• 180 Proof
    15.3k
    The last of My Three Writers – S. Beckett, d. 1989 & T. Morrison, d. 2019 – has shuffled off this mortal coil today:

    Cormac McCarthy 1933-2023

    You give up the world line by line. Stoically. And then one day you realize that your courage is farcical. It doesnt mean anything. You've become an accomplice in your own annihilation and there is nothing you can do about it. Everything you do closes a door somewhere ahead of you. And finally there is only one door left. — The Sunset Limited (2006)

    :death: :flower:
  • Moliere
    4.6k
    Sorry to hear it my friend. I like the quote you chose: stoic courage means nothing.
  • 180 Proof
    15.3k
    Last year, I had a life-changing experience at 90 years old. I went to space, after decades of playing an iconic science-fiction character who was exploring the universe. I thought I would experience a deep connection with the immensity around us, a deep call for endless exploration.

    "I was absolutely wrong. The strongest feeling, that dominated everything else by far, was the deepest grief that I had ever experienced.

    "I understood, in the clearest possible way, that we were living on a tiny oasis of life, surrounded by an immensity of death. I didn’t see infinite possibilities of worlds to explore, of adventures to have, or living creatures to connect with. I saw the deepest darkness I could have ever imagined, contrasting so starkly with the welcoming warmth of our nurturing home planet.

    "This was an immensely powerful awakening for me. It filled me with sadness. I realized that we had spent decades, if not centuries, being obsessed with looking away, with looking outside. I did my share in popularizing the idea that space was the final frontier. But I had to get to space to understand that Earth is and will stay our only home. And that we have been ravaging it, relentlessly, making it uninhabitable.
    — William Shatner, actor

    *

    Man cannot endure his littleness unless he can translate it into meaningfulness on the largest possible level. — Ernest Becker
  • Tom Storm
    9k
    — William Shatner, actor180 Proof

    Wow! Amazing quote.
  • 180 Proof
    15.3k
    ...
    "Since the insignificance of all things is our lot, we should not bear it as an affliction but learn to enjoy it."

    "'Why don't you ever use your strength on me?' she said.
    'Because love means renouncing strength,' said Franz softly."

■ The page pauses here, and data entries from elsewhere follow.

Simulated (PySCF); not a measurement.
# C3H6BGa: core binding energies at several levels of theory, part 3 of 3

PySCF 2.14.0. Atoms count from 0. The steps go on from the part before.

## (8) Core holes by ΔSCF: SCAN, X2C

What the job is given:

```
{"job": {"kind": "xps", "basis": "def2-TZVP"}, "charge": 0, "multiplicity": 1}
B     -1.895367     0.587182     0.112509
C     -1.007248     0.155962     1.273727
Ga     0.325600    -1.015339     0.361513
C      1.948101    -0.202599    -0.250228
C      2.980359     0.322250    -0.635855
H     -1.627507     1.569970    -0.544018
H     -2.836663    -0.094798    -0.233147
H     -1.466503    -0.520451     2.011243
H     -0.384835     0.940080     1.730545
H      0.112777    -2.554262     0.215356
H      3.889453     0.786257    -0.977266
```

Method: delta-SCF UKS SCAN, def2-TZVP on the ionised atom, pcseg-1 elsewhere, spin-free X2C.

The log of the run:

    "The objection to shit is a metaphysical one. The daily defecation session is daily proof of the unacceptability of Creation… The aesthetic ideal of the categorical agreement with being is a world in which shit is denied and everyone acts as though it did not exist. This aesthetic ideal is called kitsch…"

    "As you live out your desolation, you can be either unhappy or happy. Having that choice is what constitutes your freedom."


    *

    "A novel that does not uncover a hitherto unknown segment of existence is immoral. Knowledge is the novel's only morality."
    ~interview, 1984

    "The stupidity of people comes from having an answer to everything. The wisdom of the novel comes from having a question for everything."

    "These days, when sexuality is no longer taboo, mere description, mere sexual confession, has become noticeably boring. How dated Lawrence seems, or even Henry Miller, with his lyricism of obscenity!"
    — Milan Kundera, d. 2023
  • Mikie
    6.6k
    People do not seem to realize that their opinion of the world is also a confession of character.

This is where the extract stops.